I'm as furious and frustrated as everyone else with the Senate's background check vote yesterday, and am just as pissed at the 4 Dems who voted "No" (Heitcamp, Begich, Pryor and Baucus) as anyone (of course, I'm also disgusted with the 41 Republicans who opposed it, but they're expected to be assholes).
However, there's one thing that bothers me--over on Facebook and Twitter, I keep seeing the same image being posted, showing the photos and names of the 54 "Yea" and 46 "Nay" votes...with Harry Reid listed on the "Nay" side, of course.
It doesn't make any difference to the outcome, of course, but the vote tally was actually 55 to 45: Harry Reid supported the bill but had to vote "No" as a procedural measure because, as Majority Leader, if he wants a chance to bring a bill he supports up again at a later date he has to vote against it due to
the obscure, arcane rules of the Senate.
I'm sure that others here who are more familiar with this rule can explain what it is and what the logic behind it is, but it certainly sounds like a pretty stupid rule to me.
Update: A couple of folks have indeed explained that this rule actually isn't anything specific to the Senate, it's a normal part of Robert's Rules of Order. Still seems kind of stupid to me--or, at least, it seems to me that there should be a special, official "asterisk" designation included in the Congressional Record or whatever. The point is that Reid's photo & name should really be included on the "Yea" side, with a special note explaining why he technically voted "Nay".
Anyway, I just wanted to get that out there.
On the other hand, the bill would've passed if he'd actually instituted filibuster reform back in January as he repeatedly stated that he would, so in that sense the failure of the bill to pass is partly his fault, so there you go.
As for the other 4 Dems who voted "No", they have no such excuse. Cliff Schecter posted this graphic over on Facebook (not sure of the original source, but it's quite appropriate):
--Heidi Heitcamp, ND (not up until 2018)
--Mark Begich, AK (up in 2014 - won a squeaker in 2008)
--Mark Pryor, AR (up in 2014 - won 80% of the vote in 2008)
--Max Baucus, MT (up in 2014 - won 73% of the vote in 2008)

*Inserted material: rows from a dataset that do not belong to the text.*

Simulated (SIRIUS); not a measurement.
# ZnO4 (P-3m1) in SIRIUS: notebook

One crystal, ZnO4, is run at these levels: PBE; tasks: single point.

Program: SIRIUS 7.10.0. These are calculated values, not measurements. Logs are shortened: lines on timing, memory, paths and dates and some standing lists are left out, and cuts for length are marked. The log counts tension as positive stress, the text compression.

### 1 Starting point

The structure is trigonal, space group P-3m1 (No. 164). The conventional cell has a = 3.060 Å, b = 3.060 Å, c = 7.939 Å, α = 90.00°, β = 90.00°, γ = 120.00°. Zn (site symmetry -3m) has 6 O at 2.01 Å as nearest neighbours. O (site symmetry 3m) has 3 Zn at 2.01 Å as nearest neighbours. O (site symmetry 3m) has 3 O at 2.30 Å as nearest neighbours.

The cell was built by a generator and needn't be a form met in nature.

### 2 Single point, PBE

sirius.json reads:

Of these 4, the only one who might get a pass here is Mark Begich, but even that's pretty weak tea; as Schecter pointed out, Kay Hagen, Jeanne Shaheen & Mary Landrieu are also in very tough red-state 2014 races and still stuck their necks out to vote Yes.
Meanwhile, Pryor and Baucus won over 70% of the vote in their respective elections last time around, and Heitcamp has 5 1/2 years to change the conversation if she has to.